The concept of bailment

The bailment of money, as a legal concept, denotes the delivery of money (notes and coins) for a particular purpose (e.g., safekeeping or for the delivery to a third party). At the beginning of the fourteenth century, it was not entirely clear what legal remedies were available to the bailor (depositor) against the bailee (the custodian) if the latter did not carry out his duties; i.e. what type of claim the depositor had against the custodian in the event the custodian breached his duties. There were two main types of bailment of money:

A. Bailment of money where the notes and coins were not mixed with other money
Bailment of money enclosed in a sealed bag (which could not be mixed with other money) was recoverable in detinue. In such case, the recoverable object was not a sum of money, but the bag (containing the money). In other words, if the bailee failed to perform his duties in such situations, the writ of detinue could be applied to recover the sealed bag with the money.

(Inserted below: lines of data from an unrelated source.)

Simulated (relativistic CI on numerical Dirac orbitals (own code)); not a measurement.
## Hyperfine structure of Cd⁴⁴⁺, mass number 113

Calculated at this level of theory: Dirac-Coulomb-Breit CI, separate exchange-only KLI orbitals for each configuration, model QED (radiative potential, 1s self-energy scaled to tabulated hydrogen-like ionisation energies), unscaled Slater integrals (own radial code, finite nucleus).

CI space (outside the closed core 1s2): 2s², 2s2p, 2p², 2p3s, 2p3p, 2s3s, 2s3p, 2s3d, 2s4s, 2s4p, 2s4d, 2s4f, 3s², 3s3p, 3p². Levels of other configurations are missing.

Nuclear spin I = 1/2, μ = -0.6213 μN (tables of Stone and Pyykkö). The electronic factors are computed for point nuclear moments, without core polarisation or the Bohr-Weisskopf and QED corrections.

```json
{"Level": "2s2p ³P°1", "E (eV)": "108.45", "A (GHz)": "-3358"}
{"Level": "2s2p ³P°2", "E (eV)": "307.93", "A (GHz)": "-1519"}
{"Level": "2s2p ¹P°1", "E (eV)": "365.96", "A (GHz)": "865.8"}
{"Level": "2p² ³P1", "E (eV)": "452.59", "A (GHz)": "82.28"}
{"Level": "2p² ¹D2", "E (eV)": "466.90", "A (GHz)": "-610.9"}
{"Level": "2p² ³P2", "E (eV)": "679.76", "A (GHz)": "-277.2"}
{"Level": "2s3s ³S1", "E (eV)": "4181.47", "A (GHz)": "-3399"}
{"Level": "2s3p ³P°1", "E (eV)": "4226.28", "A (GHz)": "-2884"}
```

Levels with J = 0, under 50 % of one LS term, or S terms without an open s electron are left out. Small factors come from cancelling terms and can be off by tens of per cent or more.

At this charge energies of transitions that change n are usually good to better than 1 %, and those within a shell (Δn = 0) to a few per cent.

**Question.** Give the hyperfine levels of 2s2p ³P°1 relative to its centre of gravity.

B. Bailment where the money was mixed with other money
Bailment of money where the notes and coins were mixed with other notes and coins were not recoverable in detinue. It was not clear what type of legal remedies were available to the bailor against the bailee if the latter failed to perform his duties in these situations. The legal action of debt (the writ of debt) was originally understood to relate to an obligation on a contract in connection with a real transaction, like a sale (a quid pro quo). Thus, originally there was some doubt as to whether the legal action of debt was applicable to the bailment of money, i.e. whether you were owed a sum of money by the party to which you delivered the money.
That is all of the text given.